Question

Assume that a factory has two machines $A$ and $B$. Past records shows that machine $A$ produces 60% of the items of output and machine $B$ produces 40% of the items. Further, 2% of the items produced by machine $A$ were defective and only 1% produced by machine $B$ were defective. If a detective item is drawn at random, what is the probability that it was produced by machine $A$?

Answer 1

Consider the problem

Let, $E_{1}and{E}_2$ be the respective events of items produced by machine $A$ and $B$.

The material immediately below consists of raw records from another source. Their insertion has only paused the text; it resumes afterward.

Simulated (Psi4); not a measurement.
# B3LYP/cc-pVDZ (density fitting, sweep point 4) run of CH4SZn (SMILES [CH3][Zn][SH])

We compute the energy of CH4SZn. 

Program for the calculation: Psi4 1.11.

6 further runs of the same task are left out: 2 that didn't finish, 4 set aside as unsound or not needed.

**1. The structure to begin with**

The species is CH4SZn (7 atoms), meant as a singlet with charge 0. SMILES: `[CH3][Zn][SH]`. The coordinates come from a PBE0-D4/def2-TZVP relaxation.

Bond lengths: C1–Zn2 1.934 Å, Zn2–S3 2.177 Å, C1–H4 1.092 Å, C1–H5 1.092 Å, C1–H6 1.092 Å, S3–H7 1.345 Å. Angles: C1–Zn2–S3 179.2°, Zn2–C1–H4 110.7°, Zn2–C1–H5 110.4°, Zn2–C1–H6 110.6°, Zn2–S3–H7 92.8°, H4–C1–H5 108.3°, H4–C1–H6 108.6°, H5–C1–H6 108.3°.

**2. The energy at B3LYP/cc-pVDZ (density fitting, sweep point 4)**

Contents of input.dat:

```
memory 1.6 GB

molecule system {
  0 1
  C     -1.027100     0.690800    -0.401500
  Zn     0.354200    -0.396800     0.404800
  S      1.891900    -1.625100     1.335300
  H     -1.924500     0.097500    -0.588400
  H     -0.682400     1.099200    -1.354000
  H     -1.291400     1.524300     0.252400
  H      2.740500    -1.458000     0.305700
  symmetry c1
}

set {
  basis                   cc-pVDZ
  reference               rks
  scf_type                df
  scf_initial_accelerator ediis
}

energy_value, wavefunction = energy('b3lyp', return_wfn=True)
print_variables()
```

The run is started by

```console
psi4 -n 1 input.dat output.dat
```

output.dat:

And let $x$ be the event that the produced item was found to be defective.

Therefore,

Probability of items produced by machine $A,P$ $\left(E_1\right)$

$=60\%=\frac{3}{5}$

Probability of items produced by machine $B,P$ $\left(E_2\right)$

$=40\%=\frac{2}{5}$

And,

Probability that machine $A$ produced defective items, $P\left(\frac{x}{E_1}\right)$

$=2\%=\frac{2}{100}$

Probability that machine $B$ produced defective items, $P\left(\frac{x}{E_2}\right)$

$=1\%=\frac{1}{100}$

So, the probability that randomly selected items was from machine $A$ is given by $P\left(\frac{E_1}{x}\right)$

Now, Apply Bayes' Theorem

$\begin{array}{c}P\left(\frac{E_1}{x}\right)=\frac{P\left(E_1\right)P\left(\frac{x}{E_1}\right)}{P\left(E_1\right)P\left(\frac{x}{E_1}\right)+P\left(E_2\right)P\left(\frac{x}{E_2}\right)}\\ =\frac{\frac{3}{5}\times \frac{2}{100}}{\frac{2}{5}\times \frac{1}{100}+\frac{3}{5}\times \frac{2}{100}}\\ =\frac{6}{2+5}\\ =\frac{6}{11}\end{array}$

Hence, the required probability of machine $A$ is $\frac{6}{11}$